Question 1: Do you have any comments on the proposed aims for the National Curriculum as a whole as set out in the framework document?
A curriculum that seeks to call itself world-class should begin with aims. The first and most important question a curriculum review should begin with is ‘What are we trying to achieve?’
There has been no public debate about the overall purpose of the curriculum. Why not?
Unless there is clarity, and some democratic consensus, about what a curriculum is seeking to achieve it is impossible to properly consider how a curriculum should be organised. The way learning is designed (its form) should reflect what it is trying to achieve (its function).
The Geographical Association wrote wonderfully about this in a former review when they said “Let us finish with the traditional school curriculum in which subjects are served up as ends in themselves. Let us dig deeper and use subjects as the vast and inspiring resources they are for serving the educational goals we value.”

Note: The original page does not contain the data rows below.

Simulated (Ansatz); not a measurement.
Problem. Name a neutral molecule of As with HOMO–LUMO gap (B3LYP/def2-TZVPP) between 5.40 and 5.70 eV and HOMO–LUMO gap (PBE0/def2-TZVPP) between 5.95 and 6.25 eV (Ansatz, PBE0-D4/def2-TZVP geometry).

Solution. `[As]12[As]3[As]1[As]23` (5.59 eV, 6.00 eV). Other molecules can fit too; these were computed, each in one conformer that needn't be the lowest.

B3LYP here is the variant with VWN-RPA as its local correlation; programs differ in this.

In previous reviews undertaken by educational experts there has been such a debate. For example, you might examine the ‘Futures Challenge’ undertaken by the former QCA as part of the preparation for the last Secondary review. (Now quietly hidden away in the National Archive see http://tinyurl.com/bt4pxs6 ). You might also look at the work on aims undertaken by the Cambridge Primary Review or by the Rose Review.
In these reviews there was widespread public debate. For example a whole series of booklets produced by QCA captured the views of employers, parents, teachers, pupils and subject associations. One booklet, titled ‘1000 Words to Shape the Future’ received contributions from more than 56 different organisations including submissions from organisations as diverse as the Institute of Directors, Youth Justice Board, Amnesty International and the Girls’ School Association.
The current review has enjoyed no such public debate and does not seem to have looked to nurture any sort of democratic consensus. In fact, questions are still being asked about the authorship of a number of the programmes of study.
This current review asks us to learn lessons from high performing jurisdictions. Take a look at the aims and vision from countries, such as Singapore, Finland and New Zealand. It is possible to see how the organisation of subject content and guidance on learning reflect the wider aims.
In addition to setting out essential subject knowledge these curricula indicate how, in order to achieve the aims, children are also entitled to learning that nurtures skills and positive attitudes. They also indicate that this is sometimes achieved, dare we say it, through interdisciplinary and thematic work as well as subject specialist teaching.
If you have time take a look at:
Finland: Integration and cross-curricular themes at http://www.oph.fi/download/47675_POPS_net_new_2.pdf
Or Singapore’s Desired Outcomes for Education at http://www.moe.gov.sg/education/desired-outcomes/
You may notice that the Singapore outcomes are remarkably similar to the aims proposed by Sir Jim Rose. Ah! but that was a curriculum framework (as opposed to a detailed syllabus) that was built on the evidence from a national debate, widespread participation and was developed by and with teachers… and, of course, took place under a different political party.
I hope you will all participate in the National Consultation that closes on April 16th 2013.